In 2016, the U.S. District Court for the Eastern District of Pennsylvania held in Nelly Home Care, Inc. v. United States, that a home care company and its predecessor were entitled to refunds of employment taxes relating to their home care workers because they had a “reasonable basis” for treating their workers as independent contractors under the safe harbor provisions of Section 530 of the Revenue Act of 1978 (“Section 530”).

The case involved a refund action brought by Nelly Home Care, Inc. and its predecessor, Nelly LLC, (“Nelly”) against the United States to recover employment taxes they paid after the IRS determined on audit that they had incorrectly classified their home care workers as independent contractors.
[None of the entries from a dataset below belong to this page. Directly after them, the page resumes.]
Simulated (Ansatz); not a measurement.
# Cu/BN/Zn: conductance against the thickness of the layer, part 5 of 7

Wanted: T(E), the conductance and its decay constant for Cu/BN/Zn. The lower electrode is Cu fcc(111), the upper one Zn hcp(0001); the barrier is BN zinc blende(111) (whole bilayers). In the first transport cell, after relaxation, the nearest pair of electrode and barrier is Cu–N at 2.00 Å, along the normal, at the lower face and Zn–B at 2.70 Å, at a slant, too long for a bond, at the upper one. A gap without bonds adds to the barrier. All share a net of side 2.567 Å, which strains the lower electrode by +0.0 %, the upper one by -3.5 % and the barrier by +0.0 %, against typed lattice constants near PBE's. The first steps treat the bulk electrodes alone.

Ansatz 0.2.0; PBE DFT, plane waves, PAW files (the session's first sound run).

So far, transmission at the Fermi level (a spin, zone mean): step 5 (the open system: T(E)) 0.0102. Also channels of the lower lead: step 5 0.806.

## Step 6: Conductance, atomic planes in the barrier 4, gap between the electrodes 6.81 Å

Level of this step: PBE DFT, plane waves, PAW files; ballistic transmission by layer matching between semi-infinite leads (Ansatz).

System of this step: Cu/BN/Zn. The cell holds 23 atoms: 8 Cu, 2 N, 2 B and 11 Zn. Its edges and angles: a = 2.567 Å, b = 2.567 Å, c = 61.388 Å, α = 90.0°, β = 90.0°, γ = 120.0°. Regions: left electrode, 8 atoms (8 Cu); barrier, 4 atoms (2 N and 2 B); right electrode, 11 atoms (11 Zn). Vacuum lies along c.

In its refund suit, Nelly sought relief under Section 530 which allows a taxpayer to avoid liability for employment taxes relating to misclassified workers if the taxpayer consistently filed returns treating the workers (and those holding substantially the same position) as independent contractors and had a reasonable basis for not treating the workers as employees. A “reasonable basis” exists if the company’s decision to treat its workers as independent contractors is based on reasonable reliance upon any of the following:

(1) judicial precedent, published rulings, technical advice with respect to the taxpayer, or a letter ruling to the taxpayer;

(2) a past Internal Revenue Service audit of the taxpayer in which there was no assessment attributable to the treatment (for employment tax purposes) of the individuals holdings positions substantially similar to the position held by this individual; or

(3) long-standing recognized practice of a significant segment of the industry in which such individual was engaged.

In addition to the three “safe-harbors” described above, a taxpayer can qualify for relief from liability for employment taxes if it can demonstrate some other reasonable basis for not treating its workers as employees.

The IRS conceded that Nelly consistently filed returns treating its home care aides as independent contractors, leaving the sole issue for determination whether Nelly had a reasonable basis for treating its workers as independent contractors. In addressing that issue, the court held that although Nelly did not satisfy any of the first three safe-harbors described above, it did have a reasonable basis for not treating its workers as employees based on the following:

  • Before forming Nelly LLC, its owner Mary Carney (“Carney”) was a home health aide who provided her services as an independent contractor, and who had learned from other home health aides that they also provided their services as independent contractors.
  • Carney conferred with three other home care companies and learned that at least two of them treated their aides as independent contractors.
  • Carney conducted a survey of home care companies which showed that seven of the twenty companies she surveyed treated their home care aides as independent contractors.
  • Carney had her attorney draft an independent contractor agreement to be used for Nelly’s home health aides which was based on one used by another home care company.
  • The IRS had audited Carney’s individual returns several years before its audit of Nelly and during that audit it requested and reviewed numerous documents regarding Nelly LLC, including copies of contracts with independent contractors, but did not question the treatment of such persons as independent contractors.
  • Carney registered Nelly Home Care in Pennsylvania as a home care registry and attended a mandatory conference conducted by the Pennsylvania Department of Health where it informed attendees that the regulatory definition of a “home care registry” was a business that “supplies, arranges or refers independent contractors to provide home care services...”

Based on its finding that Nelly qualified for Section 530 relief, the court awarded Nelly a refund of the employment taxes paid with respect to their home care workers.

As shown in Nelly, Section 530 should be considered as a preliminary defense whenever the IRS asserts an employment tax liability against a taxpayer for misclassifying workers as independent contractors, as it affords relief from such liability upon a mere showing that the taxpayer had a reasonable basis for treating its workers as independent contractors, irrespective of whether that treatment was correct.

As Nelly illustrates, it is important that before a taxpayer determines to treat a class of workers as independent contractors it should establish and document a reasonable basis for treating those workers as independent contractors and should be consistent in that treatment for those workers and other similarly situated workers.